House debates

Tuesday, 23 September 2008

Matters of Public Importance

Economy

5:18 pm

Photo of Sharon BirdSharon Bird (Cunningham, Australian Labor Party) Share this | Hansard source

I take the interjection from the member opposite. I would suggest that he take the time—we have known each other for a while—to read my biography. I take the member’s interjection that he is calling all members of the community who are members of a union ‘hacks’. I appreciate that contribution. At the end of the day, this is an opposition which want to put forward an MPI about economic credibility, while their own actions indicate they have absolutely none at all. What they need to understand is that there are a few things they actually could do which would be in the great tradition of their party, including supporting the budget measures in the Senate that will allow that budget surplus to stay in place. That would be a good and sensible start if they want to create some economic credibility with which to enter this debate.

The second thing is that the opposition need to understand that there are some real long-term challenges that we need to address in terms of the prosperity of our economy over the long term. Clearly, one of those is productivity. Productivity has stalled. It has stalled because we walked away from investing in the human capital of our nation and from understanding that, if you improve the education and skills levels of our communities, not only are they more productive but you do not create skills blockages, which have been occurring in my own area in the last week. Media reports have revealed that major projects and major businesses cannot get the skills they need. That has been a problem for a significant time and Labor have some policies in place to address that. When the opposition want to enter into a debate about the best way to deliver those policies then I think they will have some credibility.

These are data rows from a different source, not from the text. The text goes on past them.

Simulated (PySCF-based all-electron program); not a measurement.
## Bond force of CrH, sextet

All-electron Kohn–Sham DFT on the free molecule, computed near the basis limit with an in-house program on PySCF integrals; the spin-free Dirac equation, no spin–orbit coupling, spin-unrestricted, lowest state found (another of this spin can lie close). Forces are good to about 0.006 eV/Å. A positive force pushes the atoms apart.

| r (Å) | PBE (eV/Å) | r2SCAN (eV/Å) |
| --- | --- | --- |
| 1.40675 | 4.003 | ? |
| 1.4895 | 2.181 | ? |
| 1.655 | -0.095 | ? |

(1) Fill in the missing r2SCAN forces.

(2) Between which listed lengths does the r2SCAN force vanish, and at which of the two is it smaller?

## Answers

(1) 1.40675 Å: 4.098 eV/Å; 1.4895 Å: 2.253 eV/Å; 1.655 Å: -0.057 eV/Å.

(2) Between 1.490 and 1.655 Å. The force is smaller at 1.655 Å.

The other area is infrastructure. Indeed, I sat on the then House of Representatives Standing Committee on Transport and Regional Services. We brought down an excellent report—under the chair at the time, Paul Neville, the member for Hinkler—that outlined the major problems with rail infrastructure that needed to be addressed. One of the major requirements was the creation of a national coordinating infrastructure body. We heard it everywhere we went from every one of the major players in infrastructure. We have delivered on that. We are moving on it. We have a platform being delivered through the budget by the government for the future economic wellbeing of this country. All the opposition are doing is sniping and playing populist games. Until they get some credibility on economic issues they cannot expect to come into this place and be all things to all people and not be economically credible. (Time expired)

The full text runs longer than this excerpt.